This isn't going to be a fancy post with lots of pictures or anything. This is just a post about things I need to voice and record in the off chance I forget how I feel right now.
For the first time in a long time, I have control over me. It is an odd sensation because for so long I had to think about how my actions and decisions would affect someone else. Now, I only worry about how they will affect me. It's so raw and exposed and free. It's akin to dancing naked in the breeze.
At first I was really hesitant about the new way my life was going. Could I do it? Was I capable of surviving this? Would I find happiness on my own? The answer surprised me: HELL YES.
I didn't know I could do it. I was so lost and scared. Now, though, I see it. I am more than capable of surviving: I am THRIVING and it is fantastic. I am doing well in so many aspects of my life all of a sudden. New found friends with amazing lives of their own fill my head with warm and fascinating and inspiring stories. They have all helped me be more attuned to the creative side I had put away for so long.
My music has become less technically minded and more an expression of me. Anyone can sing a pretty note, but to convey raw emotion is such power.

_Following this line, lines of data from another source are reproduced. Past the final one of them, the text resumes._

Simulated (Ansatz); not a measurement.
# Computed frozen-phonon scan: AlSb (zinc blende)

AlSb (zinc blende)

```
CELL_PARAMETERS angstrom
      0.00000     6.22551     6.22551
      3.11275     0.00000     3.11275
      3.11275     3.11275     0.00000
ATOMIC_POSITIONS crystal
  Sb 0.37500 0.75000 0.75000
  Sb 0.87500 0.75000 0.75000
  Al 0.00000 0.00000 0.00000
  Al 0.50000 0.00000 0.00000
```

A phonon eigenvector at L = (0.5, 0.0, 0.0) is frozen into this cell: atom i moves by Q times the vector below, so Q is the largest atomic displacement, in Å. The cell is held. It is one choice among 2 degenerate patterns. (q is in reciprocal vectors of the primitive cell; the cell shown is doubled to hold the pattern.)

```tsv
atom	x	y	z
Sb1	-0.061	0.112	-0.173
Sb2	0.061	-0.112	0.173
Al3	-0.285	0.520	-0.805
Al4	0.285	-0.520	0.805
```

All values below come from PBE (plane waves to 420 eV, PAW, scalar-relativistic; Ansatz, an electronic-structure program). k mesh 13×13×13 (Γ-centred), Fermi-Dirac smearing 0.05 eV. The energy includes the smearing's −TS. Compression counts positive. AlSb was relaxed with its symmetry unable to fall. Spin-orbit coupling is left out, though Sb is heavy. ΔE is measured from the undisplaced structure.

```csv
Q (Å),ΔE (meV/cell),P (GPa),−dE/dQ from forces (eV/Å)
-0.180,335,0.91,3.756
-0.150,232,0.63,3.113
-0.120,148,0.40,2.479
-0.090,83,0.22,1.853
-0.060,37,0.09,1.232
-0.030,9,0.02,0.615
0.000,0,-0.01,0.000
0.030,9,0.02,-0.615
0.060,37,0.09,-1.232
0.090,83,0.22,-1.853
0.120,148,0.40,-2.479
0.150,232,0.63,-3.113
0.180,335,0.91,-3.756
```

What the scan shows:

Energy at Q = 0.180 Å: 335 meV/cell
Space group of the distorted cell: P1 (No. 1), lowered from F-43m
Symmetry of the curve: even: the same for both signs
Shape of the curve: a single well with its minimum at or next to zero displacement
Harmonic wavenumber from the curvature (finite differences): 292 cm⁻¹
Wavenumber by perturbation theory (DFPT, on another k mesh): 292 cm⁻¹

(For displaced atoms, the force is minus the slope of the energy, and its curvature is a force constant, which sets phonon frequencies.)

My art will be so different now. Canvases that I had started and planned now I look at with a totally different end product in mind.
My laugh is finally free. I smile. A lot. Since when? When I was little, my mother always told me to smile more. Hey, Mom, I'm smiling and I have been doing it a lot lately. I knew I was always a happy person. I just needed the right amount of light to grow and show my true colors. I am not living in some shadow anymore. I can feel the sun and it feels amazing.